Sonnets 163 and 164 are already available, so our journey through book 1 continues with no. 165 …
Saincte Gastine, ô douce secretaire
De mes ennuis, qui respons en ton bois,
Ores en haute ores en basse voix,
Aux longs souspirs que mon cœur ne peut taire :
Loir, qui refreins la course volontaire
Des flots roulant par nostre Vandomois,
Quand accuser ceste beauté tu m’ois,
De qui tousjours je m’affame et m’altere :
Si dextrement l’augure j’ay receu,
Et si mon œil ne fut hier deceu
Des doux regards de ma douce Thalie,
Maugré la mort Poëte me ferez
Et par la France appellez vous serez
L’un mon Laurier, l’autre ma Castalie.
Holy Gastine, sweet minister
Of my troubles, who reply in your wood
Now with loud, now with quiet voice
To the long sighs which my heart cannot silence;
Loir, who restrain the headstrong course
Of your waves running through our Vendôme,
When you hear me accusing that beauty
For whom I’m always hungry and thirsty;
If I’ve rightly understood the prophecy,
And if my eye was not deceived yesterday
By the sweet glances of my sweet Thalia,
In spite of death you will make me a Poet,
And throughout France one of you will be called
My Laurel, the other my Castalia.
Here again Ronsard connects his own small aprt of the Vendome with the classical sites well-known to all his readers: the forest of Gastine, and the little river Loir, become the equivalents of the victory-crowning laurel, and the Castalian spring which emerges beside the Delphic oracle – though here Ronsard is thinking less of the oracle’s link with prophecy than its link with Apollo who inspires poets. Thalia (as he calls Cassandre here) was the muse associated with pastoral poetry – but also, less relevantly, with comedy!

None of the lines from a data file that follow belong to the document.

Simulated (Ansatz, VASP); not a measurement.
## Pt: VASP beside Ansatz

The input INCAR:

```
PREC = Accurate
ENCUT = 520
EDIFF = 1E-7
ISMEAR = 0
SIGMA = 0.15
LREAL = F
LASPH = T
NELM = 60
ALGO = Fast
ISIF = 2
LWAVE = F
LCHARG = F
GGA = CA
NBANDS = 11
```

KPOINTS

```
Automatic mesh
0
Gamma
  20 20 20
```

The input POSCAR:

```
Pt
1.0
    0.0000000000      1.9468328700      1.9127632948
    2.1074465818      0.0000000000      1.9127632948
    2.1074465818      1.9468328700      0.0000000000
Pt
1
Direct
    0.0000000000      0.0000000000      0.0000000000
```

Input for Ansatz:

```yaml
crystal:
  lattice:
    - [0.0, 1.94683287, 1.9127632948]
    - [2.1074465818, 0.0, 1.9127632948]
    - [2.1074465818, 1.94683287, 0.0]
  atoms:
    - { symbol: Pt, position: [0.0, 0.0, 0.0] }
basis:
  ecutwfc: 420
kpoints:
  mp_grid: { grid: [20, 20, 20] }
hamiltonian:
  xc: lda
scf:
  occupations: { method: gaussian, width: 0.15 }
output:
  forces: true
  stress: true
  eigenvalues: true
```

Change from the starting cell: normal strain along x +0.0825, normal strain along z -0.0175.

Once more there are only minor changes between versions. Blanchemain offers in line 1 “Saincte Gastine, heureuse secretaire” (‘happy minister’); in lines 5-6 “la course volontaire / Du plus courant de tes flots vendomois” (‘the headstrong course / Of the fastest-running of your waters of Vendome’); and in line 12 “Dorenavant poëte me ferez,” (‘Henceforward you will make me a Poet’).